Qubole incident

Notebooks unavailable

Critical Resolved View vendor source →

Qubole experienced a critical incident on March 23, 2021 affecting Notebooks and Notebooks and 1 more component, lasting 29d 3h. The incident has been resolved; the full update timeline is below.

Started
Mar 23, 2021, 02:13 PM UTC
Resolved
Apr 21, 2021, 06:10 PM UTC
Duration
29d 3h
Detected by Pingoru
Mar 23, 2021, 02:13 PM UTC

Affected components

NotebooksNotebooksNotebooks

Update timeline

  1. investigating Mar 23, 2021, 02:13 PM UTC

    Customers attempting to access notebooks will encounter a "500 Internal Server" error.

  2. investigating Mar 30, 2021, 06:35 PM UTC

    Devops is continuing to investigate this issue, with the intent to find an immediate workaround.

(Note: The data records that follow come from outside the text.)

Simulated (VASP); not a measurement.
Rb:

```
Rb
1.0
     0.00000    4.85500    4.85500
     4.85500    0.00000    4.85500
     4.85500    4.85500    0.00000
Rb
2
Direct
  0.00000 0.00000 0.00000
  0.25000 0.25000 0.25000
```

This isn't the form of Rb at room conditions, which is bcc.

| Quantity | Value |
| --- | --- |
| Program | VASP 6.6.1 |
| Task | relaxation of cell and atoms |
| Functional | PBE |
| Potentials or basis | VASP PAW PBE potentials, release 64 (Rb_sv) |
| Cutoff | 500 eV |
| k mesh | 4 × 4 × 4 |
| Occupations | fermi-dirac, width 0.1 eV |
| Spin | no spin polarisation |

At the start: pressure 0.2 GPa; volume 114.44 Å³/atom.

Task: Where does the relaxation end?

  3. investigating Mar 31, 2021, 08:18 PM UTC

    Devops has identified a potential cause for this issue and is testing a fix in an internal environment. If the fix is successful, this ticket will be updated to reflect the plan to implement the change across Qubole environments.

  4. identified Apr 02, 2021, 10:32 PM UTC

    Devops is implementing several fixes in the Qubole environment today (4.2.2021) and tomorrow (4.3.2021) in order to resolve this ongoing outage. This page will continue to be updated as the implementation is completed.

  5. identified Apr 06, 2021, 06:00 PM UTC

    Devops has implemented several fixes in the Qubole environment during the last 4 days in order to resolve this ongoing outage. At this point they believe there's one component deployment still pending, where they have sorted out the issues related to deployment and will be performing a rigorous testing. Devops anticipate to get this fix rolled out by Thursday (4/8). This page will continue to be updated as the implementation is completed.

  6. identified Apr 06, 2021, 07:42 PM UTC

    Devops has confirmed the issue has been resolved for all environments except us.qubole, for which their ETA is still Thursday.

  7. identified Apr 09, 2021, 02:01 AM UTC

    Devops is continuing component deployment to resolve this issue. We will update status again as we have a new ETA, or confirmation of resolution.

  8. investigating Apr 12, 2021, 01:12 PM UTC

    Devops resolved a blocking reference error over the weekend. They continue to investigate specific notebook failures on us.qubole.com. At this time a few notebooks appear to be opening normally, though the vast majority still have an issue. Devops is investigating specific failure instances to determine a root cause that will resolve all ongoing failures.

  9. identified Apr 14, 2021, 02:20 AM UTC

    Devops encountered a dependency issue in their attempted fix. They are performing a package rebuild, which will need to be tested tomorrow, Wednesday, before deployment. Devops is attempting to finalize both testing and deployment tomorrow, though deployment may occur on Thursday, 4/15/2021.

  10. identified Apr 15, 2021, 08:32 PM UTC

    Redeployment is still in process, and expected to finish between today (4/15) and tomorrow. This entry will be updated again as redeployment is finished, or as Devops provides further information.

  11. identified Apr 19, 2021, 05:43 PM UTC

    Devops has passed some additional hurdles in final testing of the redeployment on QA. The new deployment is undergoing retesting before being rolled to production.

  12. identified Apr 21, 2021, 06:08 PM UTC

    Significant progress has been made in resolving the Notebook outage. Each environment that serves Notebooks has been refreshed with new nodes and the Notebooks functionality is successfully responding in AWS. AWS customers will now see Notebooks as available and functional while, in parallel, the Qubole team continues its production testing to confirm stability and true resolution to the outage. We continue to work to restore Notebooks on GCP and will be updating the status page regularly

  13. resolved Apr 21, 2021, 06:10 PM UTC

    This incident has been resolved.